The fashion industry pursues perfection with a thirst almost unmatched by any other. But in any process, mistakes will be made. Flaws happen. And what of those flaws? Arguably, some of fashion’s most memorable moments have sprung from that moment when the mask slips. As that great 21st-century philosopher Tyra Banks said: “Flaws are awesome – so… flawsome!” And as that actual, ancient Chinese philosopher Confucius said: “Better a diamond with a flaw than a pebble without.” Do you want to be a pebble? No, you do not. Here are some of fashion’s finest flawed-diamond moments.

1856 – WHEN WILLIAM PERKIN ACCIDENTALLY INVENTED PURPLE (AGED 18)

He was trying to find a cure for malaria, as you do. But in the process of attempting to synthesise quinine (a natural substance used in the treatment of malaria), Perkin accidentally created a crude, bright purple mixture that struck him as having great potential as a dye. Working in secret (after all, he was supposed to be curing malaria, not changing the face of fashion), he discovered that it turned silk a lovely hue and named it mauveine. Hey presto, the first synthetic dye was born. Prior to this happy mistake, all dyes had been made from expensive, labour-intensive natural substances that didn’t hold colour nearly as well. As luck would have it, both Queen Victoria and Empress Eugénie, wife of Napoleon III, had a thing for purple, assuring mauveine’s popularity. I wonder whether Prince knew about William Perkin. Probably.

1957 – WHEN DIOR’S LOSS WENT ON TO BECOME THE WORLD’S GAIN

Azzedine Alaïa didn’t work at Christian Dior for very long – five days, in fact – after which, he was dismissed for having the wrong immigration papers. It seems that, in 1957, his Arabic nationality was met with more trepidation in Paris than it would be now, thanks to the Algerian War of Independence, which had started three years previously. Happily, this less-than- perfect start led to Alaïa securing a position at Guy Laroche, where he learned about dressing women and made friendships that would shape the rest of his life. When, in 2011, Dior approached Alaïa about replacing John Galliano, he turned the job down. Methinks it was the right decision. The moral of the tale is this: any career blip can turn out to have a silver lining. Always have a plan, but don’t be afraid to deviate from it, and always play the long game.

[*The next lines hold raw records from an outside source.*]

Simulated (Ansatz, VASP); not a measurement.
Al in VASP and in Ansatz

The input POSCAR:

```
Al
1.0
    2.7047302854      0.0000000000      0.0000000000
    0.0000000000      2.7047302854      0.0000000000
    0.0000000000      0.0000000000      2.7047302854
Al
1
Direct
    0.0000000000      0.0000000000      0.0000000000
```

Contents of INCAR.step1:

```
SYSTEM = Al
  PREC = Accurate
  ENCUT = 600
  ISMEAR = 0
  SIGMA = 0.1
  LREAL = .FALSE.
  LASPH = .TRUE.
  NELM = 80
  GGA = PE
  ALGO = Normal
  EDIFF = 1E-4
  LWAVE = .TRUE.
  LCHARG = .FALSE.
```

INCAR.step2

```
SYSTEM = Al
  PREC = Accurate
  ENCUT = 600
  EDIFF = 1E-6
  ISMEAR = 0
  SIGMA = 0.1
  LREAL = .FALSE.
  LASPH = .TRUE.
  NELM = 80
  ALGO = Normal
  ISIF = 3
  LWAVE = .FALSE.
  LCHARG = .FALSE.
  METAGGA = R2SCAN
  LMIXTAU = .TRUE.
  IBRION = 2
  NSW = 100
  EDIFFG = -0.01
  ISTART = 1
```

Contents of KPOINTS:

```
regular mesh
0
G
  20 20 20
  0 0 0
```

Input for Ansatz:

1971 – WHEN YVES SAINT LAURENT GOT SLATED BY EVERYONE

On January 29, 1971, in a salon on Rue Spontini, Paris, a then 34-year-old Yves Saint Laurent showed a collection that must surely go down as one of the most scandalous ever committed to a catwalk. The 80-odd looks were clearly inspired by the 1940s and featured short crepe dresses, jackets with pronounced shoulder pads, platform shoes, fox-fur jackets and heavy make-up. These led critics to accuse Saint Laurent of turning the Nazi occupation – a painful time in French history – into a fashion statement. “Completely hideous. I’d say it was suicidal,” wrote Eugenia Sheppard in the International Herald Tribune. Saint Laurent responded by calling his attackers “narrow-minded, petty people paralysed by taboos. Perhaps it did not please certain press or American buyers, but it pleased youth, and that is what counts for me.” Forty-five years on, the collection that almost derailed Saint Laurent is now regarded as one of the most influential he ever designed. It would take too long to list the designers who have sought inspiration from it, but one in particular – Hedi Slimane – owes it a debt, if not in aesthetic then in attitude. From Saint Laurent, Slimane seems to have learned the most valuable fashion lesson of all: if you please “youth”, you’ll please everyone in time.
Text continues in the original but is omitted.